Breathe In shares the same sweet sadness and the same simple beauty. It also features an English protagonist who comes to spend a fair amount of time in the States. In Breathe In, Jones plays Sophie, an 18-year-old student and piano prodigy who comes to spend a semester in the leafy glory of Westchester, New York — just down the road from Don Draper's former abode. Her host family consists of Lauren Reynolds (Mackenzie Davis), the blonde, 17-year-old only child of Megan (Amy Ryan) and Keith (Guy Pearce). Lauren is popular and the star of the swim team; Megan is a housewife who restores and collects cookie jars, most of which contain no cookies; Keith is a cellist who, somewhere along the way, has fallen in to teaching high school music to pay the bills. Their lives aren't perfect, but their team of three seems to work well enough.
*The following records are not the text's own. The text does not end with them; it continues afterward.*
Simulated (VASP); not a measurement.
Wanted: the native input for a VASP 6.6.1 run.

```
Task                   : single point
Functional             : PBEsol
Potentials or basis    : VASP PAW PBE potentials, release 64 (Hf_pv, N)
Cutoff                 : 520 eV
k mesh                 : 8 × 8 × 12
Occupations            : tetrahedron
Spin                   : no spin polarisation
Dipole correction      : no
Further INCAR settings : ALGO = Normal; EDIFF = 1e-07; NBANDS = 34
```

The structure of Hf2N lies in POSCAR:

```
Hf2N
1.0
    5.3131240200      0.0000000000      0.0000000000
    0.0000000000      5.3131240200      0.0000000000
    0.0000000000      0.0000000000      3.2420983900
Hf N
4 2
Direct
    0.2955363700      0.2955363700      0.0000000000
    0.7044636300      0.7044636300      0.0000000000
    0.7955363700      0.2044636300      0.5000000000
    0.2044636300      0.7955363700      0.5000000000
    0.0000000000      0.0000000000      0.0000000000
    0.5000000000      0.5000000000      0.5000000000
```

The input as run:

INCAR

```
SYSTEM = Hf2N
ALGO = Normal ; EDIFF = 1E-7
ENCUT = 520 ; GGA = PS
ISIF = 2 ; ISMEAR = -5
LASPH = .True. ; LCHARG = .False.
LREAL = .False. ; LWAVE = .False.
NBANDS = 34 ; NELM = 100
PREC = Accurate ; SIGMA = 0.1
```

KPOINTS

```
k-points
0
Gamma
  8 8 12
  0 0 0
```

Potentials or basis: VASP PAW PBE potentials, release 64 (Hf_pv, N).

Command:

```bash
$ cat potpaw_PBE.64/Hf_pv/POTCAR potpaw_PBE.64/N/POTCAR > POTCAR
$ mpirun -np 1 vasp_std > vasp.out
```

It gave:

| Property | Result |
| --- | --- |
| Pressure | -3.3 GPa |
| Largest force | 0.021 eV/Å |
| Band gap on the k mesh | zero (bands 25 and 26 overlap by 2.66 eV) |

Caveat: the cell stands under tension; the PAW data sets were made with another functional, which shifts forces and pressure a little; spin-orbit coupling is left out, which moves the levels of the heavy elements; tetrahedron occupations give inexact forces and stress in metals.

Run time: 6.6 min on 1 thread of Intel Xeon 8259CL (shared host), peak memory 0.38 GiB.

Naturally, then, Sophie is the catalyst who challenges the Reynolds family in ways they never expected. And in some ways, she is a cipher. We only ever see her in the Reynolds' town: we never see her in her natural environment, back in Northamptonshire, and hear only rudimentary fragments of her — admittedly sad — life back home. At first, she tries hard to fit in: she hangs out with Lauren and Lauren's friends, she tries desperately not to impose on Lauren (no mean feat given that they are sharing a room), and she refuses at first to reveal her piano-playing talent. You can see that she isn't happy there, set adrift from whatever past tense she has left behind.
From the start, though, there is a spark between Sophie and Keith. Partly because of this, she tries to drop his class, but to no avail, and after they bond over some Chopin, you can see the connection begin to develop. Perhaps she is searching for a father figure, perhaps she just needs a saviour; either way, she feels like she can talk to Keith better than to anyone else, including Megan and especially Lauren. Keith, meanwhile, is tempted by the seeds Sophie plants in his mind: the idea that he is wasting his life by not trying to realise his dreams, for example. As they slowly fall for each other, the simplicity of Sophie's plan appeals to Keith, but it takes a disastrous incident for him to see it for what it is: a simplistic plan created by an 18-year-old with no commitments and very little life experience, no matter how wise beyond her years she may seem.
Breathe In reminded me of A Late Quartet in some ways, as well as sharing some thematic elements with Like Crazy. Jones puts in a really strong performance, with good support from Pearce, and clocking in at just over 90 minutes, the movie is neatly scripted, letting the action — such action as there is in this languorous and often melancholy film — unfold at the pace you would expect from its sleepy suburban setting. The dialogue felt convincing, and I'm pretty sure that as with Like Crazy, there was a fair bit of improvisation. I watched this film on Curzon On Demand on Sunday night, while sitting on my apartment's little balcony, which felt like the right kind of screening venue for Breathe In.